For integers, we let each bit in a bit pattern represent a different power of two. A specific bit pattern represents the number which is the sum of the powers of two of the bits which are ones.
Traditionally, the right-most bits in a pattern store the lowest powers of two: they are the least-significant bits. For example:

128	64	32	16	8	4	2	1

0	1	1	0	1	0	0	1

Thus, the bit pattern 01101001 represents 64 + 32 + 8 + 1 = 105 in decimal.
The all-zeroes pattern represents the number zero.
If the right-most bit is a 1, the number represented is an odd number.
We call this representation unsigned, as there is no encoding for the sign of the number, i.e. all numbers are positive.
With 8-bit patterns, we have the range 0 ... 255. With 16-bits, 0 ... 65535.

Some high-level languages like C provide unsigned integer types, e.g.

     unsigned int x;
     unsigned short y;

Other languages like Java only provide signed integer types.
Most CPUs (but not all) provide support for both unsigned and signed integer types.

2.1 Hexadecimal Bit Patterns

Long bit patterns are unwieldy for humans, so an alternate way to write bit patterns is to use hexadecimal.
Groups of 4 bits are represented by a single character. As 4 bits has 2⁴ patterns, we need 16 different characters.
The normal hexadecimal character set is 0 ... 9, followed by A ... F. We use this table to match each bit pattern to a character:

0000 = 0	1000 = 8
0001 = 1	1001 = 9
0010 = 2	1010 = A
0011 = 3	1011 = B
0100 = 4	1100 = C
0101 = 5	1101 = D
0110 = 6	1110 = E
0111 = 7	1111 = F

8-bit patterns are 2 hex digits, 16-bit patterns are 4 hex digits, 32-bit patterns are 8 hex digits.
We will use hex a lot in this subject, and we will follow the C and Java convention of writing hex number preceded by "0x", e.g. 0xFF, 0x304D, 0x00010E4A.

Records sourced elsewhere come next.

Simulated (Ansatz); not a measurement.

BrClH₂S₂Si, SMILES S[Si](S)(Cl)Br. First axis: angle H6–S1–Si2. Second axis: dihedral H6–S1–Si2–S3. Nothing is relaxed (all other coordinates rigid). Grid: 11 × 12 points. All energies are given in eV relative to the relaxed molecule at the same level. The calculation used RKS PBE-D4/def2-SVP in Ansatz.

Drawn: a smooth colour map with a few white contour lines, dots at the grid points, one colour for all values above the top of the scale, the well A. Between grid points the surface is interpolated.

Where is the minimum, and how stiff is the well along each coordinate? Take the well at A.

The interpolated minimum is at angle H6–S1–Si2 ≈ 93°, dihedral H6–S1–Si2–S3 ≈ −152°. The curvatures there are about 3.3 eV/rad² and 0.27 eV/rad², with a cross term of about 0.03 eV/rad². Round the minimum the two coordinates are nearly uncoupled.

2.2 Rules of Addition and Subtraction

Binary addition and subtraction work just like they do in decimal, but they are in fact easier as there are only two symbols, not ten.
For binary addition, instead of carrying a 1 when the result exceeds nine, we carry a 1 when the result exceeds 1. The carry represents the power of two in the next-biggest column.
And just like subtraction, we need to borrow a 1 from the next column if a column subtraction would give a negative result. Again, the borrow represents the power of two in the next-biggest column.
- Quick exercise: add decimal 839406 + 153728 together on paper. Watch the carries!
- Quick exercise: subtract decimal 58493 - 26548 on paper. Watch the borrows!
Binary addition rules:

0+0=0

0+1=1

1+0=1

1+1=0 carry 1
Binary subtraction rules:

0-0=0

1-0=1

1-1=0

0-1=1 borrow 1

(from Patterson & Hennessy)

2.3 Signed Integers

The encoding of integers we are using (each bit represents a power of two) has no way of representing negative numbers.
For any bit pattern size, we would like to be able to choose if the pattern represents an unsigned integer or a signed integer (one that could be positive or negative).
Moreover, for the signed integers, it makes sense to have half the bit patterns represent positive numbers, and the other half negative numbers.
Note: the bit pattern doesn't know if it is representing a signed or unsigned integer.
- 1011 0110 0001 1000 could be a signed or an unsigned 16-bit integer.
As programers, we need to remember which data storage is holding what type of value. In C:

     short a;           # 16-bit signed storage
     unsigned short b   # 16-bit unsigned storage;

The next question is: how do we represent signed numbers? The only real difference is knowing if the number is a +ve or a -ve one.
Why not choose one of the bits in the pattern (usually the left-most bit) and treat it as the sign bit: 0 represents +ve, and 1 represents -ve.
This is known as signed-magnitude notation. While it works, it has two big problems. We will use 8-bit examples below.
Problem 1: there are now two values for zero: 00000000 and 10000000.
Why is this a problem? Let's have short x and short y. Let x have the 00000000 pattern, y have the 10000000 pattern. Both are zero.
If we do if (x == y), the CPU will compare the bit patterns, see they are different, and conclude that x != y, whereas they are both zero.
Problem 2: signed-magnitude notation does not follow the binary rules of addition nor subtraction.
As an example, let's do +5 + (-3). The answer should be +2.

         00000101     +5 
       + 10000011     -3, note the sign bit on the left
        ----------
         10001000     i.e. -8

What happens instead: the unsigned sections get added together, then the sign bits get added together!
So, signed-magnitude notation doesn't really work. We need another representation for signed integers.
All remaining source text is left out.